Single-Threaded Integer Performance

I admit, the following two benchmarks are almost irrelevant for anyone buying a Xeon E5 based machine. But still, we have to quench our curiosity: how much have the new cores been improved? There is a lot that can be said about the sophisticated "uncore" improvements (cache coherency policies, low latency rings, and so on) that allow this multi-core monster to scale, but at the end of the day, good performance starts with a good core. And since we have listed the many subtle core improvements, we could not resist the opportunity to see how each core compares.

The results aren't totally meaningless either, as the profile of a compression algorithm is somewhat similar to many server workloads: it can be hard to extract instruction level parallelism (ILP) and it's sensitive to memory parallelism and latency. The instruction mix is a bit different, but it's still somewhat similar to many server workloads. And as one more reason to test performance in this manner, the 7-zip source code is available under the GNU LGPL license. That allows us to recompile the source code on every machine with the -O2 optimization with gcc 4.8.1.

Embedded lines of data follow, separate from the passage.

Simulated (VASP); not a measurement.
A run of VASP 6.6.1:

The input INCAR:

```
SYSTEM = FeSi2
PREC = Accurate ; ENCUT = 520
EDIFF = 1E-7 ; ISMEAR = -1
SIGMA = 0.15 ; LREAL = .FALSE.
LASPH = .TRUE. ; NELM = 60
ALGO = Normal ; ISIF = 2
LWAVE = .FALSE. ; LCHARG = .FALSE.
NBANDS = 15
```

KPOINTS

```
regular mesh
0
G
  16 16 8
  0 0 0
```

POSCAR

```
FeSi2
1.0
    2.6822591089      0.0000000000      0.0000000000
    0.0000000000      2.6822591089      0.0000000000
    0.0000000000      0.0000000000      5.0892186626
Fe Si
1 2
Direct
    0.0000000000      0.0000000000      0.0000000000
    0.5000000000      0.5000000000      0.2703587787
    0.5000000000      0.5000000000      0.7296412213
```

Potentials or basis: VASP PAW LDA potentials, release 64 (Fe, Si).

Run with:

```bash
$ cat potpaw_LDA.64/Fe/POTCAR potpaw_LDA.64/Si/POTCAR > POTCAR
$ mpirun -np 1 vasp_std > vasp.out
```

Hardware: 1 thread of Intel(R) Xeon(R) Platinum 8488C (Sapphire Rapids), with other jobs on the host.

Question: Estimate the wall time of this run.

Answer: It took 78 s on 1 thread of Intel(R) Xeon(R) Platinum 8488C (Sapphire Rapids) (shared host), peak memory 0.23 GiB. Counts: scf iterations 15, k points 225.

Single Threaded LZMA Compression

It looks more boring than it is. First of all, judging by the reactions on forums, many people expected that an 18-core E5-2699 v3 at 2.3GHz would be slower than a 3.2GHz Xeon E5-2667 v3. However you actually can have it all. The Xeon E5-2699 v3 and 2695 v3 boost their clock speed to no less than 3.6GHz when only one or two cores are active. The Xeon E5-2667 v3's maximum Turbo Boost is also the same 3.6GHz, so when only a few threads are active, the Xeon E5-2667 v3 has no clock advantage over the "mega/expensive SKUs" other than the fact that the clock speed will not drop lower than 3.2GHz if all cores are running at full bore.

Despite the fact that the Xeon E5-2690 core has lower IPC, it is able to keep up as it can boost the standard clock speed from 2.9 to 3.8GHz. As it is very hard to extract more IPC out of this kind of code, the extra 200MHz is enough to keep up.

Let's see how the chips compare in decompression. Decompression is an even lower IPC (Instructions Per Clock) workload, as it is very branch intensive and depends on the latencies of the multiply and shift instructions.

Single threaded LZMA decompression

The older Xeon E5 takes the lead as decompression runs at very low IPC and is mostly depended on clock speed and low latency accesses. The new Xeon E5 v3 has slightly higher latency in both L3 cache and memory, so it falls behind.

What makes this benchmark interesting is that it proves that Turbo Boost works very well, even on an 18-core chip with a massive die. This is a big bonus, as especially in situations where you are setting up/preparing a system to be productive, it is very likely that you will be waiting for some single-threaded application to end. It also means that if one heavy request hits the server while it is running at very low load, the response time of the request will be low, keeping the impatient users happy.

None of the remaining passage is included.